Does investing in property still make sense in Turkey?  Liam Bailey reckons the coutry’s vital signs are looking good.

Everyone knows Turkey is booming, as it has weathered the financial down turn much better than the vast majority of countries with perhaps the exception of China.  Its economy is growing thanks to the rapidly expanding industrial sector, and many economists feel that the country deserves to be bumped up by the ratings agencies, making now the ideal time to invest before this happens. There are several good reasons why it probably will.

The capital city of Istanbul is a thriving metropolis which is a magnet for tourists and also the fashion industry.  It is currently rated as one of the most dynamic centres in the world, even higher than four major Chinese cities. 

Turkey has huge economic potential which is underpinned by a stable government which seems committed to attracting investment by offering favourable conditions to foreigners.  As if to further underline this point the Turkish Central Bank cut interest rates a week ago — to what is a record low for the country — in the hope of stimulating fresh growth on top of the already impressive growth figures for this year.

Much of Turkey’s growth is being fuelled by consumer demand, for which most of the goods are being imported. Further, Turkey doesn’t have much in the way of energy resources.  This has led to speculative investing as interest rates here are still higher than many parts of the world. 

The government is trying to address these imbalances by making it more and more attractive for foreigners to invest, with renewable energy investments being made particularly favourable. 

Many large Western companies are opening up bases here as the economic conditions for trading are so favourable. 

Turkey’s geographic position makes it very attractive to investors.  Turkey lies in the middle of the east and the west, giving those trading from Turkey easy access to the high income European markets, the emerging markets of Eastern Europe, Russia and Central Asia, and Middle Eastern markets. This adds up to over 1 billion potential consumers and provides access to many markets which are virtually untapped.

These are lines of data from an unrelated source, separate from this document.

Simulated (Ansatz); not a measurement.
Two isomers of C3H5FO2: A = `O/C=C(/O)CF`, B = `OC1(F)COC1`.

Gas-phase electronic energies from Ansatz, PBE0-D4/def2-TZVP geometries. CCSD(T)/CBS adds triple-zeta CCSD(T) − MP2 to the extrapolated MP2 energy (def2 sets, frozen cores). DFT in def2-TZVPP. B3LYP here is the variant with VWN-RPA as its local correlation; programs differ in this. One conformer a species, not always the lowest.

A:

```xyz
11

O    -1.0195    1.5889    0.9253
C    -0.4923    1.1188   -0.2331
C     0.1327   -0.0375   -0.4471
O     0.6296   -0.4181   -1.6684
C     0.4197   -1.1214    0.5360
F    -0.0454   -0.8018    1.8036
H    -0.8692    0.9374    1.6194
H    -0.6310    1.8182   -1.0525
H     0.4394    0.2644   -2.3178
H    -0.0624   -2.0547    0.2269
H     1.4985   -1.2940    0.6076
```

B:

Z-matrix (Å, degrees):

Turkey also has a close economic connection with the EU, and enjoys approved access to the countries of the EU which allows the movement of goods between the countries without them being subject to customs duties or quantitative restrictions.  It was implemented to ensure that Turkey had the same privileges as other EU countries prior to it being offered full membership talks which will lead to its eventual accession.

Finally Turkey also offers a strong labour pool, with most of the 70 million population being under the age of 35, as well as a rapidly growing middle class to fuel the mounting consumer boom.

This all points to Turkey being a hotbed for investment, and most analysts, including spokespersons for the major ratings agencies, predict that Turkey will be brought up to investment grade within 12-24 months.